Why I Unsubscribed From The Wall Street Journal
I’ve subscribed to The Wall Street Journal’s ‘10-point’ for the past year. It’s a daily email from their Editor-in-Chief Gerard Baker outlining the top 4 news stories of the day.
The daily emails informed me on terrorist attacks in Europe, European Bank policy and the presidential campaign.
I read this news every morning as part of my daily routine in order to stay informed.
I unsubscribed yesterday. It was a waste of focus.
Too Much Information
You’re behind if you stop reading the daily news for 1 day. It takes commitment to keep up with what everyone else already knows.
You can spend a lifetime reading the daily news.
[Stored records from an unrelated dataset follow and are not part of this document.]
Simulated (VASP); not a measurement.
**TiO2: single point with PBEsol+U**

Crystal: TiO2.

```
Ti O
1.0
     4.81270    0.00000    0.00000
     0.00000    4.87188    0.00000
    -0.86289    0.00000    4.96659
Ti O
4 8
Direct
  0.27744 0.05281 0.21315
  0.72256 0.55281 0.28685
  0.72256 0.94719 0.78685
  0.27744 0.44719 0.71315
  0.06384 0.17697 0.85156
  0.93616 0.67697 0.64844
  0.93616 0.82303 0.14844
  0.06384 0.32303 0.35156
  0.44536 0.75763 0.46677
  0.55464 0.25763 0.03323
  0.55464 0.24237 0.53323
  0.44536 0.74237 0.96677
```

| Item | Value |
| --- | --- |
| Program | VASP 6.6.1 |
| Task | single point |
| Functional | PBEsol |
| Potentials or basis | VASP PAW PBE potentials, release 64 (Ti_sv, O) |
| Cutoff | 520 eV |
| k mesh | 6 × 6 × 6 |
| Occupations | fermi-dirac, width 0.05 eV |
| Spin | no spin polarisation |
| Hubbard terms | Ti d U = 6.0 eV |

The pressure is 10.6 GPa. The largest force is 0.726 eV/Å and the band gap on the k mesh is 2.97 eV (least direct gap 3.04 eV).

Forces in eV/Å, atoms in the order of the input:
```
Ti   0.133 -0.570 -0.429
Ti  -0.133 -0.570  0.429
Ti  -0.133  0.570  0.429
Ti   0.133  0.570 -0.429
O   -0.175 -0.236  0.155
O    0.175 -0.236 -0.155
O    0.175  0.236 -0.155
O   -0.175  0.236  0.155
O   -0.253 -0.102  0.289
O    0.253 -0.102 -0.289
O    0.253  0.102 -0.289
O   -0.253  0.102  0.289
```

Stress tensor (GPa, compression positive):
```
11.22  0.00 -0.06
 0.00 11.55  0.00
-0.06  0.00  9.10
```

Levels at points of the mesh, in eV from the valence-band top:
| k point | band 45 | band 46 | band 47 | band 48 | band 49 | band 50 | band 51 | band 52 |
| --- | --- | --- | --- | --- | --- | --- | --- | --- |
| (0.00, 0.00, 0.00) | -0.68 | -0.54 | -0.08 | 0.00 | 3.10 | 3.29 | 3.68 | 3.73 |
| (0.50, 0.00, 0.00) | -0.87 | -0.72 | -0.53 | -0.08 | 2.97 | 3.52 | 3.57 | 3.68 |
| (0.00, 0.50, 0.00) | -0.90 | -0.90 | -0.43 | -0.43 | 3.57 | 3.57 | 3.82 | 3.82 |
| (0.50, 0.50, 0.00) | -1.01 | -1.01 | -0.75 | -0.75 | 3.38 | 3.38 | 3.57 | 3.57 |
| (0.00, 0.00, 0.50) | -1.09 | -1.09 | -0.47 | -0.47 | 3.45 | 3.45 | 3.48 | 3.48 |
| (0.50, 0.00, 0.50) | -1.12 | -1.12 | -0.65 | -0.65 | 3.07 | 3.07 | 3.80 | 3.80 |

Like a computer with a limited amount of memory, you have a very limited amount of focus. Should you allocate it to the mainstream one-size-fits-all news?
Information is only valuable if it is actionable. It’s beneficial only if it allows you to do something useful or avoid doing something stupid.
I want to download information that helps me grow my business, improve my relationship with my family, have more fun, put challenges in perspective, or grow in some way.
Personally, I enjoy reading biographies about people I’d like to emulate, taking online courses to improve an important skill, or listening to mentors or appropriate podcasts that give me actionable information I can use that very day.
If information isn’t actionable, call it what it is: entertainment. If you haven’t taken action on anything you’ve read in the news for the past year, schedule news-reading time as you would any other purely recreational activity.
A 21st Century Skill
You have access to more information than you could read in 2,000 lifetimes.
Once you learn how to read, discerning what to read is the most relevant skill.
Even with perfect literacy it’s possible to spend a lifetime downloading the wrong information.
For me and the people I work with, only an infinitesimal sliver of the world’s information is at all relevant. My job is to stay focused on this small sliver.
Reading about Syria or terrorist attacks in Germany is as relevant as watching The Matrix: Reloaded.
I wanted to give the WSJ a chance, so I skimmed through the past year of headlines looking for an article that was more than entertainment.
There was 1 quote from a Macy’s executive who didn’t know why sales were down, even though consumer income was higher than average. I had saved this quote because maybe it was relevant to my work in e-commerce.
That didn’t justify a year of diligent study, so I unsubscribed.